DEAR GOD… WHEN CAREGIVING HURTS, HEALS, AND LEANS HEAVY ON MY SHOULDERS
“My grace is sufficient for you, for My strength is made perfect in weakness.” — 2 Corinthians 12:9
Today, I told myself I would wait until the temperature climbed to at least forty degrees before heading out to decorate my sister’s room at the nursing home for Christmas. I’m bringing her a case of pudding and picking up the dirty laundry — the usual “big sister doing what needs to be done” routine.
But before I even put my coat on, a familiar companion showed up… guilt.
Not guilt because I don’t want to help — I do, with all my heart.

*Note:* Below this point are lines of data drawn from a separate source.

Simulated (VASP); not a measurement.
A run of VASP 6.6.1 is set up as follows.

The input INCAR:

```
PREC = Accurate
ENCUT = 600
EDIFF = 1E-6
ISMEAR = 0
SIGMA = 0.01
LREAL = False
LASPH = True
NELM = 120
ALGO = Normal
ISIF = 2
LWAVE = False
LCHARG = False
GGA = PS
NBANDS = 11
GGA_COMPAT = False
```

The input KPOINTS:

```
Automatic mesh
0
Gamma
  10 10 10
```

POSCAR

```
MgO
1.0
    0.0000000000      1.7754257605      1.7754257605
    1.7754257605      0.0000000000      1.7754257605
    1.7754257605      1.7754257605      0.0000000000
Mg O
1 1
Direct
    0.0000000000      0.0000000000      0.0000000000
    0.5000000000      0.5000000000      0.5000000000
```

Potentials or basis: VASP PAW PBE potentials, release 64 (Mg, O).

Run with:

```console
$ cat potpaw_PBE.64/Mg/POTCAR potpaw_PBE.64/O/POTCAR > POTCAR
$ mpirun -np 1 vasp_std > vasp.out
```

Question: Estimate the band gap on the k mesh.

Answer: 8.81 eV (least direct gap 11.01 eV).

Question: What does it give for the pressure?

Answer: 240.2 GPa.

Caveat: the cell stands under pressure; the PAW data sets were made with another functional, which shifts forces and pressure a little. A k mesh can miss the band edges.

But guilt because sometimes… Lord, I am just tired.
Tired from my own responsibilities.
Tired from my job, my husband’s appointments, my grandchildren, my writing, my own body acting up on me.
Tired from being pulled in ten different directions while trying to stay whole myself.
And there’s a special kind of guilt that comes with caregiving when you are exhausted.
A guilt that whispers, “You should be doing more.”
A guilt that berates you for needing a break.
A guilt that makes you feel like resting means failing.
Especially when the person you’re caring for is your younger sister.
Only 48.
Bed bound.
Multiple strokes.
Speech limited.
Taken down by a condition we didn’t even know existed until it barged into our family like a thief in the night.
Sometimes I walk into her room and see her lying there, and my heart squeezes because I remember who she used to be — strong, funny, quick-witted, full of that younger-sister attitude that kept me on my toes.
And then another wave hits:
How dare I complain about being tired when she would give anything to switch places with me for one day?
But Lord… that is not the truth You want me to carry.
Because even with her limitations, she and I still do what sisters do:
trash talk, laugh, joke, roll our eyes, and make the nurses wonder what on earth is going on in Room Whatever-It-Is-This-Week.
She’s still her, and I’m still me, and our sisterhood refuses to die.
And yet, the guilt still shows up when I catch myself sighing too hard, or wishing for one quiet weekend, or resenting the cold weather because caregiving is already heavy enough.
But today, Father, You whispered something to my heart:
“Guilt is not your assignment. Grace is.”
Caregiving is not a competition of strength.
It is not a performance for heaven.
It is not a test You are grading me on.
It is love lived out loud.
It is compassion with skin on it.
It is the ministry nobody sees but You.
Decorating her room today…
It’s not just Christmas décor.
It’s dignity.
It’s joy.
It’s a reminder that she is still here and still loved.
And it is a reminder that I am still allowed to be human.
So Lord, when the guilt rises because life is heavy,
when responsibilities pile up faster than I can carry them,
when I feel torn between caring for her and caring for myself,
remind me:
You never asked me to do this perfectly.
You only asked me to do it with love.
And love, even tired love, is still holy.